Moving on to multivariate analysis we start with some performance benchmarks.
The relevant material are in a document on Overleaf shared with project collaborators and is being actively developed. I will not recap it in this note. However the narrative below will follow from the structure in that document.
It is however useful to recap the patterns of sharing we evaluate in benchmark. They include:
dict(identity=0.1,equal_effects=0.2,singleton=0.2,simple_het_1=0.1,simple_het_2=0.1,simple_het_3=0.1,null=0.2)
As a first pass we use $R=5$ conditions on 100 toy data-sets. We put together evaluations of M&M CS for experiments under several patterns of sharing as documented in the section above. To fit M&M this time we simply input the underlying priors $U$ (and their weights in the context of mixture simlulation) and residual covariance $V$.

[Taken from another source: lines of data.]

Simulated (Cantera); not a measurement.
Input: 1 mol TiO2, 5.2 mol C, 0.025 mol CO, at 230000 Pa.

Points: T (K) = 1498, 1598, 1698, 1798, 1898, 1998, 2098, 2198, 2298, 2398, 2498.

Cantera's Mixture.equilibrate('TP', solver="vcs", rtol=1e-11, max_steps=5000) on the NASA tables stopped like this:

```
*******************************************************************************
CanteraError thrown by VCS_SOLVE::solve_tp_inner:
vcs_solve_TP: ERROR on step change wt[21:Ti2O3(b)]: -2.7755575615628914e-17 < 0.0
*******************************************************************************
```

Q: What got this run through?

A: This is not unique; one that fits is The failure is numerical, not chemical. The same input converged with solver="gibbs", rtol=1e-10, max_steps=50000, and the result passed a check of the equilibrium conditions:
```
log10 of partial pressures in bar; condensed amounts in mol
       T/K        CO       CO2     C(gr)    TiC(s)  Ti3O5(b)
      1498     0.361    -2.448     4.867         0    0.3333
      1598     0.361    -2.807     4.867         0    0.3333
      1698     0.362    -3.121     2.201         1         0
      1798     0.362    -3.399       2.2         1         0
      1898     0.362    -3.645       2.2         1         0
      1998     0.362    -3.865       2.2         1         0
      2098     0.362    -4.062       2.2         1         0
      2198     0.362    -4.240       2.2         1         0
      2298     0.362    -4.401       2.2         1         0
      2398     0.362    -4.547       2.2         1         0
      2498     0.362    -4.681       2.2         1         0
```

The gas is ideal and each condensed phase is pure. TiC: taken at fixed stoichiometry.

./finemap.dsc --target first_pass
This benchmark takes roughly 10 minutes to complete using my 40 core desktop server.
%cd ~/GIT/github/mnm-twas/dsc
library('dscrutils')
out = dscquery('finemap_output', "hundred_data.dataset sharing_pattern.n_signal susie_scores.total susie_scores.valid susie_scores.size susie_scores.purity susie_scores.top")
head(out)
res = out[,c(3,4,5,6,7,8,9)]
colnames(res) = c('pattern', 'total_true', 'total', 'valid', 'size', 'purity', 'top_hit')
aggregate(purity~pattern, res, mean)
aggregate(size~pattern, res, median)
valid = aggregate(valid ~ pattern, res, sum)
total_true = aggregate(total_true ~ pattern, res, sum)
power = merge(valid, total_true, by = "pattern")
power$power = power$valid/power$total_true
power
valid = aggregate(valid ~ pattern, res, sum)
total = aggregate(total ~ pattern, res, sum)
fdr = merge(valid, total, by = "pattern")
fdr$fdr = (fdr$total - fdr$valid)/fdr$total
fdr
top_hit = aggregate(top_hit ~ pattern, res, sum)
total_true = aggregate(total_true ~ pattern, res, sum)
top_rate = merge(top_hit, total_true, by = "pattern")
top_rate$top_rate = top_rate$top_hit/top_rate$total_true
top_rate